This matter was determined to be suitable for decision without oral argument. L.R. 78-230(h).

Defendant moves to have language included in the Order filed August 17, 2007 ("Order") which would authorize Defendant to pursue an interlocutory appeal of that Order in this qui tam action. The Relators oppose the motion.

An order may be certified for interlocutory appeal when it "involves a controlling question of law as to which there is substantial ground for difference of opinion and an immediate appeal from the order may materially advance the ultimate termination of the litigation." 28 U.S.C. § 1292(b).

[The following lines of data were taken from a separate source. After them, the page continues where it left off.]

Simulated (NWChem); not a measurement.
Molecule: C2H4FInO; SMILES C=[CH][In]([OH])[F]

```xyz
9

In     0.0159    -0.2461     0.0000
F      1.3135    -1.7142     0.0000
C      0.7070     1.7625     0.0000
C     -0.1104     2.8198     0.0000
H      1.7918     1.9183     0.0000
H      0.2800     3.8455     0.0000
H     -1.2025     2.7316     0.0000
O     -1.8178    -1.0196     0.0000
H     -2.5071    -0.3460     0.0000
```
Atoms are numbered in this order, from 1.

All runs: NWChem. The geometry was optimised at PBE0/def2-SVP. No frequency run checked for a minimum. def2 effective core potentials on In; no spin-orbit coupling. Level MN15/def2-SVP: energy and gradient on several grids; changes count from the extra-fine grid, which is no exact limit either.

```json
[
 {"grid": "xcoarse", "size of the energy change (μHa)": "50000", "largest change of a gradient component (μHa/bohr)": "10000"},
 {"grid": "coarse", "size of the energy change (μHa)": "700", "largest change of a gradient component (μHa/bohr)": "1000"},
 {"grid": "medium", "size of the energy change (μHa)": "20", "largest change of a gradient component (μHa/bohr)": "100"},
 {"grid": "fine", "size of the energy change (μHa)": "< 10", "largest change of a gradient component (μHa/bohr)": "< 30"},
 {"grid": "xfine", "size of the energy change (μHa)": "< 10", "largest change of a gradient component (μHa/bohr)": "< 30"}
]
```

Defendant argues the Order conflicts with the Ninth Circuit's decision in United States ex rel. Barajas v. United States, 258 F.3d 1004 (9th Cir. 2001), and the Sixth Circuit's decision inUnited States ex rel. Bledsoe v. Cmty. Health Sys., Inc., 342 F.3d 634 (6th Cir. 2003). The Order states in pertinent part: "Since the [settlement agreement negotiated between Defendant and the Department of Education ("Settlement Agreement")] did not constitute an `election' of an `alternate remedy' by the `Government' within the meaning of the [False Claims Act ("FCA")], the Relators' action is not moot." (Order at 3:23-4:1.) At issue is whether the Settlement Agreement effectively settled the FCA claims in the pending action.

The Relators in the pending action point to language in the Settlement Agreement which explicitly excluded the pending FCA claims from the settlement. (Relators' Opp'n to Def.'s Mot. for Interloc. App. at 8.) Therefore, Defendant has not shown that the Order conflicts with either Barajas or Bledsoe. In Barajas, the government declined to intervene, but the Air Force subsequently entered into a settlement agreement "for precisely the same problem" involved in that qui tam action. Barajas, 258 F.3d at 1011. Barajas concluded that "[u]nder the circumstances . . . construing [the settlement] as an `alternate remedy' under the FCA [was] inconsistent with both the plain language and the purpose of the statute." Id. at 1013-14. Additionally, in Bledsoe the court held that the settlement in that qui tam action concerned "the same FCA claims," and therefore constituted an "`alternate remedy' for purposes of 31 U.S.C. § 3730(c)(5)."Bledsoe, 342 F.3d at 649.

Since Defendant has not shown that the Order involves a controlling question of law as to which there is substantial ground for difference of opinion, the motion is denied.